The Chicago Cubs were one of the most active teams during this year's trade deadline, making moves to acquire veteran pieces to improve the MLB roster. The defending World Champs had a mediocre first half before starting the second half 13-3 and moving into first place last week, and since the all star break there have been three key additions to the club in Jose Quintana, Justin Wilson and Alex Avila.

These guys obviously came at a cost. A number of top prospects were sold of to get these veteran pieces, which now puts the Cubs as a team without any top-100 prospects.

It can seem like a terrible thing, but in the position the team is in now, it is not. This team is built to win right now, and every improvement made to this ballclub is worth making even if it costs prospects.

Rebuilding teams (like the Cubs were a few years ago) are the ones who have to worry about having prospects and grooming them, this team just won the World Series and are in a playoff race, and it does no good to worry about prospects when your big league club is in need of reinforcements to win.

Times change as team does

When Theo Epstein came to rebuild the entire organization, prospects were essential to have in order to groom and create a young team that sustain contention over a number of years.

From 2011 to 2015 guys like Kris Bryant, Kyle Schwarber, Albert Almora, Ian Happ, Jorge Soler, Javier Baez, Willson Contreras and Addison Russell worked in the Cubs farm system to the majors as they had one of the best. Anthony Rizzo, the cornerstone of the franchise even spent some time in AAA in 2012 when he was traded over from the Padres.

The farm was great — now they are in the majors. The purpose of having a farm system is to grow players to the majors to lead to MLB success and also using some to trade for other assets that will aid a team immediately. This is exactly what the Cubs have done since 2011, they got their key assets to the majors with most having contributed to the 2016 World Championship and traded others for MLB reinforcements.

The team grew and became a playoff team by 2015 and since that time the team is not longer selling, but buying.

What was traded away and for what

The first big trade of 2017 was getting Jose Quintana from the White Sox. Quintana being one of the most consistent starting pitchers in baseball under a fantastic controllable deal through 2020 at the age of 28 is exactly what the Cubs needed.

Not only a talented guy, but one that will contribute to the MLB club for several years during a window the team is built to contend. Surrendering top-prospects Eloy Jimenez (#7 on MLB.com) and Dylan Cease (#67 on MLB.com) was absolutely necessary and justified for this. Both assets were in A ball which is good to groom for a rebuilding White Sox team, but does not do the MLB team any good that is trying to win right now, Quintana helps win now.

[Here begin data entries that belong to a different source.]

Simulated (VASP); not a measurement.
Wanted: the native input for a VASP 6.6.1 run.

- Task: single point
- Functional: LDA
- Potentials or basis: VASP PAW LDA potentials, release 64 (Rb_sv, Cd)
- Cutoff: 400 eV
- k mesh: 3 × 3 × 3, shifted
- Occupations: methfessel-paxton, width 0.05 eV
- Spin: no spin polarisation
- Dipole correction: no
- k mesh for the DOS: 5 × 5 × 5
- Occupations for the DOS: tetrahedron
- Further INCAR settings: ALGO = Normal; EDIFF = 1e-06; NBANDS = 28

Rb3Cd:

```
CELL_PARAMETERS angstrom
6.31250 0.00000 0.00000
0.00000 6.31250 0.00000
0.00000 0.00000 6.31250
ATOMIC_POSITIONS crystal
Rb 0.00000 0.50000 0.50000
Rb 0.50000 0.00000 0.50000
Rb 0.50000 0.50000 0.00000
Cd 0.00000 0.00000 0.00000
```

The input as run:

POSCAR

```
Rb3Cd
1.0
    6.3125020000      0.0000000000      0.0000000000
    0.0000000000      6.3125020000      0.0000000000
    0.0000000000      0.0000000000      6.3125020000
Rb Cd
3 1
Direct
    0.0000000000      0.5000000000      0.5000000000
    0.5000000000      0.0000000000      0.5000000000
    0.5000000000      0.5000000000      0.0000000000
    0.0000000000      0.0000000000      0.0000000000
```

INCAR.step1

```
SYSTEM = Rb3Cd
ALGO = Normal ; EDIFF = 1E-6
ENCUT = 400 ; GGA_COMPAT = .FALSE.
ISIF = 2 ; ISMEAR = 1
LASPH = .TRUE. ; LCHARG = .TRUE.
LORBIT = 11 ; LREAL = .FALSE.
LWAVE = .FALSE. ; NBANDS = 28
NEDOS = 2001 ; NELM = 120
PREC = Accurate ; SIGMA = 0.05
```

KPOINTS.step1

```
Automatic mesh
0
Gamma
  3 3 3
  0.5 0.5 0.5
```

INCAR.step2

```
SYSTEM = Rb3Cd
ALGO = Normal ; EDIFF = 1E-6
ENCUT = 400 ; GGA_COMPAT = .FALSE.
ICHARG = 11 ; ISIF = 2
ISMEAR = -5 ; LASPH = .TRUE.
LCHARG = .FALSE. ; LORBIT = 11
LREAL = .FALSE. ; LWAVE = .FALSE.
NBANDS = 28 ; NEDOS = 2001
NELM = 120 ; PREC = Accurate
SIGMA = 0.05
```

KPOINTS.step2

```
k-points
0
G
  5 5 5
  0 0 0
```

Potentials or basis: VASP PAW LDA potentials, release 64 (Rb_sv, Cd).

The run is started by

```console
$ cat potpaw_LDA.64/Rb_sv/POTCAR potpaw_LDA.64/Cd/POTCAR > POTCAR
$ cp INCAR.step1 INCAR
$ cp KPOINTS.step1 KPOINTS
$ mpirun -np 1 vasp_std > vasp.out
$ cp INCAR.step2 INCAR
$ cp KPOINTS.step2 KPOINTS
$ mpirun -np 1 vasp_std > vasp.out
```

In addition to that, prospects Jeimer Candelario (#92 on MLB.com) and Issac Paredes were sold to Detroit for veteran catcher Alex Avila and reliever Justin Wilson. With the departure of David Ross and Miguel Montero, the Cubs lacked a veteran catcher behind the 24-year old Willson Contreras and Alex Avila fills that void.

Avila (30) has been in the league nine years and is having a nice year offensively with a .274/.394/.869 slash. The bullpen also gets a strong late-inning lefty in Justin Wilson (29) who has a 2.68 ERA and 0.942 WHIP. Candelario played a few games with the MLB club this year but has no room with the established infield of Bryant, Russell, Baez and Rizzo for years to come, so again he was doing no good being stuck with the Cubs franchise.

The team is still young

The Cubs are in a position to keep their talented core in tact for years and not with a bunch of old players. The core of Baez (24), Bryant (25), Contreras (25), Rizzo (27), Russell (23) and Schwarber (24) are under team control until 2022; Almora (23) controlled through 2019. They are young and will be around after already winning a World Series. Most of the position prospects established in the system for at least a year (not counting 2017 draft picks) were blocked from having a position with the MLB team anytime soon because of the young MLB core being locked up.

At this point, it is best to fill the needed positions than keeping prospects just to keep them. Theo Epstein successfully made these moves in 2017 without giving up an MLB asset, that should be applauded rather than criticized.

The farm will have time to be replenished with drafts and international signings with the team playing contending baseball as the yearly goal.